White collar professionals don't manipulate data; they might use data in varying degrees depending on the profession. Each profession is unique, however Appraisal on the residential lending side are in their own brand of special ( and not in a good way), because since we are the ONLY part of appraisals regulated that a client can not order the service directly, and there is a HUD bundled fee allowed at closing, the only segment of a profession where third party predators ( AMC;s ) could strip as much as half the fee and keep it for a small service that is FREE to lenders, giving the AMC 's a huge market share. The original intent of the HVCC was decent, but it was corrupted when regulators allowed lenders to own their own AMC and allowed AMCs to conduct their own C and R fees instead of using the original government and retail lender side fee surveys.
I challenge anyone to find a profession so negatively impacted by fees with regard to the residential mortgage side, where appraisers literally lost their clients overnight after HVCC . and then were asked to work for those same clients by third-party AMCs who would take a huge cut of the fee. Some appraisers left the business, or left the mortgagee lending side, or struggled for years to get enough private or direct lender orders to stave off working for AMC's. But not all could manage to do that.
Fast forward to today- the WAIVER product has stripped an estimated 20% of volume from appraisers and it might be higher. (it is difficult to get a straight answer on the percent ) Add in that other volume has gone to hybrids, and up to 30% of volume might be lost.. That can translate to 20-30% appreciation will be starved out since ther is no volume of private work to make up for the loss. Mortgage lending work is finite as well, but it has and continues to be the bulk of res appraisal work.

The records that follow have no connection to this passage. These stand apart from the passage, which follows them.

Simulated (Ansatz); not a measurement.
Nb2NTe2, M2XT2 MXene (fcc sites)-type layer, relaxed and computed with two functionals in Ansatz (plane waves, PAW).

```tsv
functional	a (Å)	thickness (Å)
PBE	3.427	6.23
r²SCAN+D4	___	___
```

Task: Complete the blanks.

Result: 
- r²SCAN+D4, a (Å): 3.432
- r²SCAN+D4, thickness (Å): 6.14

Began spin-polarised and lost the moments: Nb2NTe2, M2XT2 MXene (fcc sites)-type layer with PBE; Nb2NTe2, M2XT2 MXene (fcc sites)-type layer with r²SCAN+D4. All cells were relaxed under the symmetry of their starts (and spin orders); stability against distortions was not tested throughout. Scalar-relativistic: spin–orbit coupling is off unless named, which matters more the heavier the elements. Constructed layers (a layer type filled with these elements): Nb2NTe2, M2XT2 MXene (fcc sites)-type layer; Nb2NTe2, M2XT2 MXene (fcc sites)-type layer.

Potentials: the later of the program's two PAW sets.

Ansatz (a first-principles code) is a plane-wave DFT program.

So yes, some appraisers should think proactively of existing and a number are or already have. That might put some remaining appraisers in a better position with fees, but not by much, as long as the AMC is allowed to be compensated from a portion of the appraiser fee. Some appraisers can find work at a county assessor office, and some work on staff for an AMC - yuck, but to each their own.
I personally do not think that AI can do an appraisal ( only a human can since an appraisal is an opinion). I don't even think AI will be very good at the other work it is supposed to replace us for. AI can only replace so much as other professions are finding. I think it will recede when a lot of it turns out to be hype - while it does well in some fields, it is poorly suited to others, or only suited to a specialized task. AVM and regression are already well developed as they can be used for their own segment of work in valuation. With a limited use as well - these types of products and appraisals integrate or compliment each other, not replace each other.